This article discusses the changing aspects of enterprise resource programs, and how these systems may become less frequently used in the coming years. With increased technology, and a changing demographic of employees coming into the work force, ERP’s may be unable to continue to provide the necessary services that businesses require.
There are many aspects of this article that I believe support their argument for the decreased use of ERP systems throughout the business world. Most importantly, I agree with the argument that “manufacturing is no longer based only on information from the past”. This is caused by the fact that technology as increased dramatically since the implication of ERP’s, and these advanced machinery and inventory programs can provide companies with real time data regarding the products their customer’s desire. The system businesses use must be able to quickly respond to issues and make changes. ERP’s may risk becoming systems of the past due to the fact it has proven to be difficult to update these systems quickly and efficiently in order to keep up with their competition. Another point that supports their argument is the desire for companies to understand and analyze the data that their ERP’s provide. ERP’s heavily rely on information from previous seasons to drive their production, however with increased technology companies will be able to quickly and effectively “interpret data from inventories, customer feedback, and machinery information” in order to make the best informed decisions on what products to make on a given day. The final point that I believe this article effectively argues is that a heavy reliance on mobile apps and changing demographics of employees will ultimately effect the use of ERP’s. With an always increasing reliance on mobile phones, the younger generation of workers may begin to feel more comfortable with systems based around a App format, making the data and information easier to access and interpret. Many experts believe that although this may not erase ERP’s completely, the ways in which individual users interpret and use the systems will change dramatically.

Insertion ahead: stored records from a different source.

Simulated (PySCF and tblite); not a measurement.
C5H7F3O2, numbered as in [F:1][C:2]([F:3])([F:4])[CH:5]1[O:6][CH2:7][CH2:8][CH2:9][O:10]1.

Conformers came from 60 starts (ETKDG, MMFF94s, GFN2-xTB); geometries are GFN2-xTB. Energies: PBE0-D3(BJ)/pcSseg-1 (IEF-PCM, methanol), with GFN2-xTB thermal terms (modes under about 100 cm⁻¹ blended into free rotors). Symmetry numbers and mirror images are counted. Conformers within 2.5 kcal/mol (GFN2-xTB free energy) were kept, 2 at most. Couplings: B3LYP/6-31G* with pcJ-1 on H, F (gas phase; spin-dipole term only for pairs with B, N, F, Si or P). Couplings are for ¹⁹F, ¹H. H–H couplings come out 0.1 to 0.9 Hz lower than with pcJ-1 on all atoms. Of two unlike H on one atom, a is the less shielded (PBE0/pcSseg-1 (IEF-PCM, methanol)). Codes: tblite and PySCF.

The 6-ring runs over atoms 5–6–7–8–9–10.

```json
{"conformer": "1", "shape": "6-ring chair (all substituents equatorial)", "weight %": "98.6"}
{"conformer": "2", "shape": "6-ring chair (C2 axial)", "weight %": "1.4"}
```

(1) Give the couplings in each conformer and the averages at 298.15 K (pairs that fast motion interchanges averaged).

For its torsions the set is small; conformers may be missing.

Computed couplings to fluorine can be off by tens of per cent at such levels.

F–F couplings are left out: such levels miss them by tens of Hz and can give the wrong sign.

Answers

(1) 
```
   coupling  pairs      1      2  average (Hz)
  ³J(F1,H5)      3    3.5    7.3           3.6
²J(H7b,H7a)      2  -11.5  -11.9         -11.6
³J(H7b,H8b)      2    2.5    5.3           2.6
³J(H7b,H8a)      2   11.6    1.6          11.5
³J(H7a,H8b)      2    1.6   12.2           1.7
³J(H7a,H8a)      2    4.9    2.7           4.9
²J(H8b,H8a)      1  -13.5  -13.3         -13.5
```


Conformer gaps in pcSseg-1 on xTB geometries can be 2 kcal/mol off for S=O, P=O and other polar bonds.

There are some aspects of the article that I believe pose an issue to the argument they are trying to present. One thing I believe they fail to consider is the time frame that ERP’s will begin to become obsolete. The article argues that by the end of 2016 few companies will use these systems, but I believe the phasing out of these programs will be much slower due to the number of years ERP’s have been used. Also, I believe this article fails to take into the consideration that ERP’s may be able to grow and update its software, ultimately causing them to become as effective as new and advanced technology. Ultimately I agree with many of the arguments made throughout this article that support the idea that ERP’s will become systems of the past, however I also believe they failed to discuss the idea that ERP’s change in order to stay effective within the business management industry.